Rep. Sheila Jackson-Lee (D-TX), a notorious proponent of amnesty for illegal aliens, pressed USCIS Director Alejandro Mayorkas and Assistant Inspector General Deffer on whether USCIS was prepared to handle the processing of millions of amnesty applications should Congress pass a so-called “comprehensive immigration reform” bill. “I cannot imagine,” Jackson-Lee declared, “if we pass comprehensive immigration reform, what a paper-based system will do.” While Mayorkas attempted to argue that USCIS would be able to successfully implement an amnesty program, Deffer offered a much less optimistic assessment: “In effect, adding twelve million more people to the system would be the mother of all backlogs.” Deffer continued: “Clearly, to us, the systems could not handle it now.” (Hearing Information, March 23, 2010).
President Obama once again demonstrated his allegiance to pro-amnesty organizations by appointing a union lawyer to the National Labor Relations Board (NLRB) who opposes employer sanctions for hiring illegal aliens. President Obama appointed Craig Becker to the NLRB last week as part of a series of recess appointments to fill 15 administration positions, a move that upset Republicans who argued the president circumvented the Senate’s authority to confirm nominations. (The Wall Street Journal, March 29, 2010). Though both parties agree that most of the nominees are not controversial, the appointment of Becker to the National Labor Relations Board (NLRB) has sparked fierce opposition.
The main controversy comes from public comments Mr. Becker has made on employer sanctions for hiring illegal aliens. In a 2001 radio interview on WBEZ, Becker publicly stated that he opposes sanctioning employers for hiring illegal aliens. (Breitbart, January 8, 2001). Calling the impact of employer sanctions “discriminatory” and “harsh,” Becker said the policy of imposing sanctions ignored the fact that illegal aliens are here to stay. Becker’s nomination, which has been pending for about a year, has also been controversial because he is the associate general counsel of the Service Employees International Union (SEIU) and also works for the AFL-CIO, both of which support amnesty and spend millions of dollars advocating for such legislation. Many feel that his history creates a conflict of interest because the NLRB oversees union elections and referees disputes between employers and unions. Opponents of Becker’s nomination feel he won’t be impartial.

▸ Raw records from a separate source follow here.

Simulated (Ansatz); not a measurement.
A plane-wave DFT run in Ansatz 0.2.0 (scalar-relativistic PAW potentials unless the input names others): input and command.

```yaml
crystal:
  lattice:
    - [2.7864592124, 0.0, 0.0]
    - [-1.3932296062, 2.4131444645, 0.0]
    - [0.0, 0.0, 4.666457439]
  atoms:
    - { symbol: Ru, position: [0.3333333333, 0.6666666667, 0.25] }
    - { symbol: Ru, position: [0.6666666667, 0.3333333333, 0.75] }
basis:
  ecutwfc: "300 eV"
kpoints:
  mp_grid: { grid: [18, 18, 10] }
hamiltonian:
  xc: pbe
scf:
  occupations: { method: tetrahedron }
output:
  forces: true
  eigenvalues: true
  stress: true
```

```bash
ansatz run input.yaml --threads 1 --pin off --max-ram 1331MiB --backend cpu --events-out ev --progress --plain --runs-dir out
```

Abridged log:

Both Democrats and Republicans feel Becker’s radical positions should disqualify him from the position at the NLRB. Only two months ago, the Senate blocked Becker’s appointment through a filibuster. At that time, Senator Ben Nelson (D-Neb.) remarked, “Mr. Becker’s previous statements strongly indicate that he would take an aggressive personal agenda to the NLRB, and that he would pursue a personal agenda there, rather than that of the administration. This is of great concern, considering that the board’s main responsibility is to resolve labor disputes with an even and impartial hand.” (Politico, February 8, 2010). In fact, the National Right to Work Legal Defense Foundation has already said it will ask Becker to recuse himself from 12 pending cases due to his prior opposition to the group. (The Wall Street Journal, March 29, 2010).
Obama’s decision to appoint Becker is a huge win for labor unions. The Workforce Fairness Institute, which is funded by business owners, called Becker’s appointment a “payoff to union bosses at the expense of America’s employers and employees.” (CBS News, March 29, 2010). While union advocacy groups such as American Rights at Work celebrate, the U.S. Chamber of Commerce warns, “the business community should be on red alert for radical changes that could significantly impair the ability of America’s job creators to compete.” (CBS News, March 29, 2010).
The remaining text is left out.